The W G Hoskins Lecture 1993
‘Companionate Marriage: Some Oral History Evidence’ presented by Dr. Elizabeth Roberts
The fourth Hoskins lecture
22 May 1993
The large crowd of Friends attending the fourth W.G. Hoskins Lecture in May were treated to a rich and lively presentation delivered by Dr Elizabeth Roberts, Director and Research Fellow at the Centre for North-west Regional Studies at Lancaster University, who chose as her title ‘Companionate marriage: some oral history evidence’. Dr Roberts is the author of A Woman’s Place: an Oral History of Working Class Women, 1890-1940 (1984) and Women’s Work, 1840-1940 (1988) and is a well-known and exhilarating exponent of oral history. For this lecture Dr Roberts used oral evidence to question the ideal of the companionate marriage in the period between 1900 and 1970. Dr Roberts defined the term ‘companionate marriage’ very loosely as ‘teamwork’, ‘marriage for sharing’ ‘partnership’. Her studies have been mainly concentrated in North-west England, especially Lancaster, Barrow and Preston. The respondents were working-class wives, mothers and daughters, as well as husbands and sons. Those presented on tape varied in age, the eldest being born in 1885, through to the youngest born in 1944. Their voices told their own story, often demonstrating the mismatch between experience and academic theory, as well as the combination of humour and tragedy which makes up human lives.
From her findings Dr Roberts suggested that the great majority of working-class women before the First World War wielded significant authority within the home. Women, who exerted moral power and economic control over their husbands’ earnings, also had influence outside the home, although the males’ dominance there was far more significant. Oral evidence suggests that although it was not invisible at earlier dates there was greater companionship in marriage in the inter-war period resulting from an increase in the opportunities for leisure time and shared activities. As social attitudes changed and stigmas were reduced, it was not uncommon for working-class women to frequent the pub with their husbands or visit the cinema, which had been established just before the First World War. Despite these shared leisure pursuits, however, the norm was still a marriage distinguished by clearly defined gender roles.

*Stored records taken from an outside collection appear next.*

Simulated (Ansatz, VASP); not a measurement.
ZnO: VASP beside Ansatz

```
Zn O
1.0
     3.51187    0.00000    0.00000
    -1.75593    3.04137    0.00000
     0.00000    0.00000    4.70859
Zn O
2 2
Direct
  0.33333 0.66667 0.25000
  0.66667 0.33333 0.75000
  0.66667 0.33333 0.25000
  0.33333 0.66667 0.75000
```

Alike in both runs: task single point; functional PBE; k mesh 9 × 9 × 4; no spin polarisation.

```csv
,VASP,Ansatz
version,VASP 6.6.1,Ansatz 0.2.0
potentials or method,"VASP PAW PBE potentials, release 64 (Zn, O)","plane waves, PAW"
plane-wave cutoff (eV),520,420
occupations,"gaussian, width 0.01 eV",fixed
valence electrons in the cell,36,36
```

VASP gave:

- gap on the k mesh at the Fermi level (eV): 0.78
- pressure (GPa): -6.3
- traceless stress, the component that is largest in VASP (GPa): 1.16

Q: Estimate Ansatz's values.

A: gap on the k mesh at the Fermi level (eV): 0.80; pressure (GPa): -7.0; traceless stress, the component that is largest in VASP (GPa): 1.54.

Dr Roberts had not revealed any oral evidence to suggest that in the 1950’s full-time working wives and mothers exerted more power and influence within their marriage than did their part-time or unpaid contemporaries although women’s employment did affect marital relationships; in such situations the husband was more likely to help with domestic chores and role segregation became more blurred. After the war changing social attitudes to the ownership of money lessened women’s control within the home as there developed a seemingly greater influence on individual rights coupled with a growth in real wages between 1945 and 1970. During this period it was common for a husband’s income to be perceived as his own rather than the family’s and significant financial decisions became the husband’s prerogative. Dr Roberts’s lecture demonstrated the importance of oral history in the study of domestic history, and interest in the method was evident in the questions which followed and continued over the usual excellent tea at Marc Fitch House.
From an original report by Lara Phelan.